To: Lazarus_Long who wrote (20228)5/31/2007 6:22:31 PM
From: TimF  Respond to of 71588
 
There used to be an axiom in American politics: Don't mix religion and politics.

Many of the ideas the religious right fights for now, where just accepted, or where pushed by people without such a strong and obvious religious connection.

Now that they are pushed more by very religious people (and often people who go beyond "very religious" to "aggressively religious"), and less by more secular minded people, and mildly religious people, the ideas become to be seen as "mixing religion and politics", but the ideas are often not inherently religious.

Or alternatively if you consider religiously inspired beliefs about what is just in a certain situations to be "religion", and pushing them in the political sphere to be "mixing religion and politics", then "mixing religion and politics" isn't all that bad, and may even be good.
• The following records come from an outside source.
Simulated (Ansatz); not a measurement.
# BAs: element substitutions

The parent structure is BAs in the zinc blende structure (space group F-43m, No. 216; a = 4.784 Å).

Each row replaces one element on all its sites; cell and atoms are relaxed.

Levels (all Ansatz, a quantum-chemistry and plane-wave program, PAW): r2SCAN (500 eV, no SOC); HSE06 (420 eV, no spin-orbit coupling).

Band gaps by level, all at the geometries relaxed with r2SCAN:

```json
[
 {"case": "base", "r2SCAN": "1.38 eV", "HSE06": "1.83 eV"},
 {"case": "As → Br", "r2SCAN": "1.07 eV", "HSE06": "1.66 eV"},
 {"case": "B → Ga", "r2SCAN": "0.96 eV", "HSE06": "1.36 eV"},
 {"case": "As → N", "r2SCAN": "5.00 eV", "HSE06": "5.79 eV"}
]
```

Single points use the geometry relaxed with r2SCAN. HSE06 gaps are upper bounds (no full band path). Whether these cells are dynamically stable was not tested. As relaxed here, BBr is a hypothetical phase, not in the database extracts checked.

Religions shouldn't be "established". There should be no official, or otherwise tax financed religion. Also there should be free exercise of religion (within reason, if your religion requires human sacrifice, its reasonable to prohibit such exercise). Also laws shouldn't be directly religious, they shouldn't define or enforce religious ideas or observances, they shouldn't declare beliefs about God or any supernatural being or force to be true or false.

OTOH people's religious beliefs informing their political opinions isn't against the letter or even the spirit of the constitution, it isn't against generally accepted American principles, and it isn't anything new in the US.

But then there used to be an axiom: Politics stops at the water's edge. Where'd it go?

There's also "war is politics by other means", but the two statements refer to different types of politics.

Whether to go to war, or even whether to continue to wage war, is an inherently political issue. OTOH it doesn't have to be, and really should not be, an issue of partisan political advantage. (Which doesn't mean that supporting or opposing a war can not or should not give any partisan advantage, but ideally such decisions should not be primarily about partisan advantage.)